More than 40 years ago, Liz Kennedy read the book Sybil and became outraged by the horrific child abuse it described. As a mom with five young children at the time, she couldn’t understand how a parent could harm their child and began her journey to learn more. So, in 1976, Liz became involved with the symposium and helped launch our new organization as a founding Board Member and Past President. She also served as the first Program Director of our Layla’s House Program – which she helped found – and later as our Development Director. Most recently, she led the effort for Champions to become Tampa Bay’s anchor agency for the national Talk Read Sing community campaign, shining a light on the importance of positive parent-child interactions from the moment of birth for a child’s development and well-being.
Liz has also been a founding board member and chair of Hillsborough Kids, Inc., a past board member of Healthy Start Coalition, and a founder of the organization known today as Frameworks of Tampa Bay. Today, Liz is still active in our community and continues to serve as Champions Community Liaison. She delights in being “Mongi” to her 12 grandchildren and traveling with her husband, David.
As a founding member of Champions for Children, Candy Olson used her financial and accounting background to serve as the treasurer where she managed grants and funds. As a new mother herself, the 1976 symposium sparked her interest in joining the cause.
“I realized that my children had something that not all children had. I was supported by my family and friends and loved and supported [my children]. I had a roof over my head and food on the table. And I’d been raised by loving parents. Parents want to do right and what’s best for their child, but sometimes they need help.”
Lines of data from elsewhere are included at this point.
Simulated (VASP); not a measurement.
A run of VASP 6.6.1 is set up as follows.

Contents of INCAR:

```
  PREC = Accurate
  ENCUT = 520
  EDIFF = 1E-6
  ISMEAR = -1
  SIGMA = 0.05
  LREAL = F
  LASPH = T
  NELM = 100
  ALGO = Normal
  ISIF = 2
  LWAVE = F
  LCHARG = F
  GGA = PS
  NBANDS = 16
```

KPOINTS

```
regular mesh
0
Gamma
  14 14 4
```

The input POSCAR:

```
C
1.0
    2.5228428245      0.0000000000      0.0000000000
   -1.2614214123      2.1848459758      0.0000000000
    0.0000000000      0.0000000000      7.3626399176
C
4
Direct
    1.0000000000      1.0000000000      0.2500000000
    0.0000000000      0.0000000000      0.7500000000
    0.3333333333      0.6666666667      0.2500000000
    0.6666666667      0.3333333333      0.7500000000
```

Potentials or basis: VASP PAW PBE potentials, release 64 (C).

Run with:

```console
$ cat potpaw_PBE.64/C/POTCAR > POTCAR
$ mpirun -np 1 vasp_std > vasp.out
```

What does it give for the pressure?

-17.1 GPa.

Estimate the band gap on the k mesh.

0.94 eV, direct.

Today, Candy enjoys retirement after serving twenty years on the Hillsborough County School Board. She is active in her church, remains involved with the Junior League of Tampa’s diaper bank, and supports the efforts to restore Plant Hall at the University of Tampa.
As the first woman to serve as Assistant State Attorney, Gwynne Young is a trailblazer. In her role at the State Attorney’s Office, she saw firsthand the impact of families with allegations of abuse, abandonment, or neglect of a child. This experience served as a driving force for Gwynne’s help in coordinating services and community resources for our community’s children and families.
Gwynne joined the Junior League of Tampa in 1976 and helped produce the symposium held that year that sparked our organization’s formation. She remained involved, serving on the Board and providing expert support in legal matters. Gwynne held the title of Tampa “Lawyer of the Year” for four years and in 2012, became the President of the Florida Bar.
Today, Gwynne is semi-retired and continues to support the under-served by helping veterans obtain legal representation through Bay Area Legal Services, a non-profit law firm.
What started out as an idea has blossomed into so much more for children and families in our community. We are forever thankful for these trailblazing women and their perseverance and dedication to our community. The seeds they planted 45 years ago continue to bloom and provide support to our community’s families.